A peek behind the curtains of anyone’s life would reveal a truth that most wouldn’t care to admit; that pretty much no one has it all figured out.
We, as humans, have a comparison problem. We are bombarded with comparisons from the minute we wake up to the minute we fall back into our regularly too short and restless sleep.
I don’t know statistics and I don’t care to make them up and add to the bullshit but it’s clearly a deep issue of the modern world. I know because I am part of it and fall prey to it regularly.
Am I doing enough?
Why aren’t I where that other person is yet?
Why is their life so amazing?
Why is mine not?
These questions seem ridiculous yeah?
My life IS amazing. Is there stuff that I still want to accomplish? Sure, but I most certainly can not be ungrateful for the life I have.
Though still, that knowledge does little to slay the dragon when it swoops, it’s fire so intense that it singes my mind.
I live the mental rollercoaster as much as anyone, heck that’s the reason that I love studying this stuff so much.

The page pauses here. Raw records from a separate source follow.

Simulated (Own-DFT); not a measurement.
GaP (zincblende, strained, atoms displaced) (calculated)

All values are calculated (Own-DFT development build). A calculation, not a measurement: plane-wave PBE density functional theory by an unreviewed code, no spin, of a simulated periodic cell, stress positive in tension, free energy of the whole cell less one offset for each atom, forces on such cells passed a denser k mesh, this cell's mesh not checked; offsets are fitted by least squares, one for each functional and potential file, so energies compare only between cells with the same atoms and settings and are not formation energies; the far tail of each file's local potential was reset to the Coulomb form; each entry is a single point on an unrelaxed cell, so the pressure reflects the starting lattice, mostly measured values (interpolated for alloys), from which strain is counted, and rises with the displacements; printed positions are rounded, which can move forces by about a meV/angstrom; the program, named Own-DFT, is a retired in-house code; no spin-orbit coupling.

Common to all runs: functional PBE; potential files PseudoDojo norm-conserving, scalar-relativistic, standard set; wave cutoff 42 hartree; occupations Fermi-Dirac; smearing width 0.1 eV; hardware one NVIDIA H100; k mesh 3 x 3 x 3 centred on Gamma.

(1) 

So why do I, and maybe we all, still fall victim to this line of questioning so often?
This thought has been a constant in my mind lately, just ticking away in the background.
Here’s what I have come up with so far, take it for what you will:
We are force fed a world that shows that success is a cure, a world of façade that we compare our own reality to.
That if you succeed in whatever medium of your choosing, that happiness and satisfaction will follow. This is almost never true. Happiness and satisfaction are much more deeply tied to who you are every day than moments of ‘success’.
Each and every day we are consuming a façade by the world, it’s best moments, it’s most successful moments, its most beautiful moments. Smiles, money, happiness…. the dream.
Sure, this is broken up occasionally by something real and raw, but not enough.
And that’s not to say that we shouldn’t share the great times in our lives with our friends and loved ones, but there also needs to be a sense of awareness that we certainly rarely share the bad.
Again, this isn’t a cry to go and only share the bad parts of your lives, or solely your struggles etc. I’m not a psychologist and I don’t even know if that would work. It’s just an acknowledgment of the reality of what most of us compare ourselves to.
As can be seen quite quickly, our biggest stars, athletes, business people, all have the exact same struggle we do. Success doesn’t fix that, though as a by-product of being ‘successful’ it can look as though it does.
Each time that I find someone that I respect and want to emulate, I start to deep dive into all of the media that they may have put out; podcasts, articles, interviews, blogs, books, etc.
What quickly presents itself is just another human. Someone with all the same insecurities and fears as myself. Someone who I think has it made and who they themselves feel like they haven’t even started.
They are themselves usually looking up to someone the same way that I am looking up to them. The eternal climb continues. Though, there is often a difference between myself and the person I am looking up to and that is usually just a higher percentage of discipline at the end of the day.
The people that I am looking up to have ‘made it’ in a sense, have usually done so through hard work and discipline, the ones who haven’t I have no interest in anyway.
So it’s really a reframing of the question that will help the most, I don’t think we can just stop our comparisons completely. If the person is someone that genuinely deserves my attention then instead of asking “why aren’t I where they are?” I need to change it to “what discipline did they enact to get where they are?” and “is the success I’m comparing to actually happiness?”
Comparison can be healthy if we ask the right questions.